Now, the arrogant execu-bloke and his ‘tude wasn’t a surprise, nor is he the point of this post, but as I watched I realised the interviewer was actually trying to get him to speak to what he created.
And that got me to thinking and remembering…
When I was a young thing and trying to figure out how the world worked and how it didn’t work and how it was supposed to work, I spent some time contemplating the nature of worth: self-worth, societal worth, what was wealth worth, how worth was tied into work, and what ‘work’ actually meant. Things of that nature.
So I did a little social experimenting with friends as accomplices. Every time the question of ‘what do you do’, was about to come up in a conversation, (usually in the getting-to-know-you phase) we’d ask, “What do you create?” instead.

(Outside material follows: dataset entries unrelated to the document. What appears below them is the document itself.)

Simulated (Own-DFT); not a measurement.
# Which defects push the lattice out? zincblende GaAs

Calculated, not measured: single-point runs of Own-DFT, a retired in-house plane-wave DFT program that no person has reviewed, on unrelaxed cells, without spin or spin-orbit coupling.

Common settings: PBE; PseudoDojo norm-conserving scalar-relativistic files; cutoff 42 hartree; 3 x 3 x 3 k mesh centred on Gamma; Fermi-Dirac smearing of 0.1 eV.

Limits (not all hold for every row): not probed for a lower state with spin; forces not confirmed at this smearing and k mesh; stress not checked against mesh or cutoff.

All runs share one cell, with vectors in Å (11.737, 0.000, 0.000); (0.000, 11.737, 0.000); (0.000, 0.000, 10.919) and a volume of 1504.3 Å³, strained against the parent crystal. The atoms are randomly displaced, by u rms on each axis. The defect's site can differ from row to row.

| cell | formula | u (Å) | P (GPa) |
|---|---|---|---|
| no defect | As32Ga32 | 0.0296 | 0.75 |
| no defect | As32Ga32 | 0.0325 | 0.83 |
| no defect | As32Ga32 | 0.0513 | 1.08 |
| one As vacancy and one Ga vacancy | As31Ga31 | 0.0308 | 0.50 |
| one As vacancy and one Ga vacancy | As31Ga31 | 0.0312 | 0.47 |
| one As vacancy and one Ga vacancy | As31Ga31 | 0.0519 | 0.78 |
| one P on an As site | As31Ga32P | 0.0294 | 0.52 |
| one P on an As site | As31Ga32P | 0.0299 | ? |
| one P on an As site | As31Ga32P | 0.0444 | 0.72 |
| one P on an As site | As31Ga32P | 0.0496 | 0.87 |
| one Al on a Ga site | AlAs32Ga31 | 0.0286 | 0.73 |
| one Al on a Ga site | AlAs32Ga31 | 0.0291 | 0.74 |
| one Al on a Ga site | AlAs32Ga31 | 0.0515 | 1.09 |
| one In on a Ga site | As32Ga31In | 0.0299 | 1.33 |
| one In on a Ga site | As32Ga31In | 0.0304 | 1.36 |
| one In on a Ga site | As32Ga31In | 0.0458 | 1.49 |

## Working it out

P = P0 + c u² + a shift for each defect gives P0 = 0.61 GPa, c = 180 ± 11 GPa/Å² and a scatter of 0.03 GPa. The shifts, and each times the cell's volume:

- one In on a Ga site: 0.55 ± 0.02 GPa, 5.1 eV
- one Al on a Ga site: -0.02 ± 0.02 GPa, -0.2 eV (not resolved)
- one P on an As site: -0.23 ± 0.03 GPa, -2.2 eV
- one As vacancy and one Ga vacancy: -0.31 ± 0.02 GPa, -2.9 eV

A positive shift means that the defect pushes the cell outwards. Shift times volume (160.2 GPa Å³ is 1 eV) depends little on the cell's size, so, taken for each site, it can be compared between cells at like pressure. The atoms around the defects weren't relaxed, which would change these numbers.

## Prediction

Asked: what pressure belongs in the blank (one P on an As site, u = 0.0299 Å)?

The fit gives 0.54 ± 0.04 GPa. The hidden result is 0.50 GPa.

Answers like, ‘provide a safe haven for my self/kids/spouse/animal companions’, were common, as were vacant stares and ‘what?’s’, but most people got it after a bit of an explanation and interesting conversations ensued…
One in particular was a square blunt woman who had spent her life doing blue-collar jobs for minimum wages, living from paycheck to paycheck. Never waitressing though. (or any other ‘traditional’ women’s job) “Couldn’t stand being indoors.” Which had limited her choices even further.
Her answer was heartbreaking. “Look at me,” she said.
She meant her hands, rough, short nails with grit embedded under them, and her clothes, heavy fabric, loose because she was a ‘big’ woman, and her short gray hair that she ran her fingers through so that it stood out at all angles. (I looked, and I saw a powerful woman, but I didn’t say anything. I knew she wouldn’t hear me)
“I don’t create nothing.” she finished.
We chatted a bit more and just as she got up to leave, (we were, after all, just two women exchanging pleasantries in an outdoor cafe) I noticed that her clothes had patches and mends that were superb bits of sewing craftwomanship. (being a sewer myself I knew greatness when I saw it)
I commented on it and she sat back down. We spent the next couple of hours discussing all things sewing-ly. Over the course of the next few months we became friends and occasional lovers, but eventually drifted apart.
A few years later I received an invitation in the mail (a letter-with-a-stamp-on-it type of mail) to a bit of a fancy-dress ‘do’ with a ‘wear something you’ve created’ tagline. (I went as Bette Middler’s shoemaker – long story)
My sewing-and-occasional-lover-friend, had created her own line of clothing was about to head off for parts European.
She told me my zany ‘socially experimental question’ had saved her life. Not that she’d contemplated killing herself, but that she’d never really thought about the quality of being alive until then. Needless-to-say we both got a bit teary, had altogether too much champers, and … um … yeah.
Last I heard she was still going strong and happily married to the woman of her dreams … and earning squillions of dollars – from something she created.